Mapping Urban Multilingualism through Twitter

Enrique Manjavacas & Ben Verhoeven

http://emanjavacas.github.io/slides/

1. Research question
2. Dataset
3. Validation
4. Language-based mobility patterns
5. Visualization
6. Future work
7. The End

1 Research question

How to gain direct insight into actual language use in urban landscapes

Linguistic landscaping? (e.g Vanderbroucke 2014)

Language use is neither easily observed nor quantified

Why not use Twitter? Geolocation available since November 2009

2 Dataset

2.1 Data collection

 "place":{
    "country":"United States",
    "place_type":"city",
    "country_code":"US",
    "bounding_box":{
        "type":"Polygon",
        "coordinates":[[[-84.647561,37.031352],[-84.564839,37.031352],
                         [-84.564839,37.117608],[-84.647561,37.117608]]]
    },
    "full_name":"Somerset, KY",
    "name":"Somerset",
    "id":"0c610ec760ff6a57"
 }

Use the Twitter Streaming API to collect data for four cities:

-> Amsterdam: highly international

-> Antwerp: geographically small but highly multilingual

-> Berlin: large spread and decentralized

-> Brussels: bilingualism

2.2 Dataset size

Mining since December 2014

City	Number of tweets	Box size
Amsterdam	679205	23,44
Antwerp	415813	83,03
Berlin	691998	45,01
Brussels	497667	46,94
Total	2284683

Twitter API offers access to ~1% tweets

Georeferenced tweets constitute 1,6% from the stream (Leetaru et al. 2012)

2.3 Data processing

2.3.1 Language identification

Large accuracy needed

Twitter’s own identification system is not really trustworthy (speed over reliability)

Implementation of the setup in (Lui & Baldwin 2014)

Removal of Twitter-specific patterns #hashtags, @usernames, and http://links.co

Majority vote on three systems:

langid.py	97 languages
CLD2	> 80 languages
LangDetect	53 languages

2.3.2 Bot detection

Only known available system is Bot or Not? (no API)
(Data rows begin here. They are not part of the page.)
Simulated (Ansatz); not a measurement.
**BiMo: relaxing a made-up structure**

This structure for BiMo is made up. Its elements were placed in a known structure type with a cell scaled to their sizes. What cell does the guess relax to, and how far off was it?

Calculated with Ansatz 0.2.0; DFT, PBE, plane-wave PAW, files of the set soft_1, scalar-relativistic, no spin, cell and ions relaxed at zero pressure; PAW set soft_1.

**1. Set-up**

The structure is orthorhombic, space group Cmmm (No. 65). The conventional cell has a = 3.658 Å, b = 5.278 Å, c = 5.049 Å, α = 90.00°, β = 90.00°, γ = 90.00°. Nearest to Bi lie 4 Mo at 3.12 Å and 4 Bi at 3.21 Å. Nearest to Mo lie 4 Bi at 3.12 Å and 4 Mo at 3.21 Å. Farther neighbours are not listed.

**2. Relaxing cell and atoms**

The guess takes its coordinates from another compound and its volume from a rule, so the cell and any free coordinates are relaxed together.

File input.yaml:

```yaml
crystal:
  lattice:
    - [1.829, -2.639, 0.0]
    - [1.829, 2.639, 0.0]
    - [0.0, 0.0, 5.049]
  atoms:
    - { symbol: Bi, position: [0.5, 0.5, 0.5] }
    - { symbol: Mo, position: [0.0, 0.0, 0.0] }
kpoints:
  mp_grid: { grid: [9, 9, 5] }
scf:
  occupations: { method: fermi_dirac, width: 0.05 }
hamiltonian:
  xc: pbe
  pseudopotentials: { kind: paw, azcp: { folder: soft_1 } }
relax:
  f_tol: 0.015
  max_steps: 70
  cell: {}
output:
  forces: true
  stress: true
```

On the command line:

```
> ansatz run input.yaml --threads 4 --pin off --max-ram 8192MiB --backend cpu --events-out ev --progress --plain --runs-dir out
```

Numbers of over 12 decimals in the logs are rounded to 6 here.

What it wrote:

Bots are in general more productive than humans (Chu et al. 2010)
Bots tweet more evenly distributed across time (ibid.)

Look for the 100 accounts with largest number of tweets in the database
16 bots accounting for 209,648 (1/6) tweets in the Berlin subset.

3 Validation

Gap between Twitter data and some extern statistic based on real values

Difficult to find bias-free dataset of language use in cities

3.1 Problems

Double inference

From nationality to native language

From native language to actual twitter language

Overrepresentation of prolific users/languages

English

Underrepresentation of certain languages

National Twitter-usage patterns (e.g Romanian)

Illiteracy (minor communities, e.g. Somali)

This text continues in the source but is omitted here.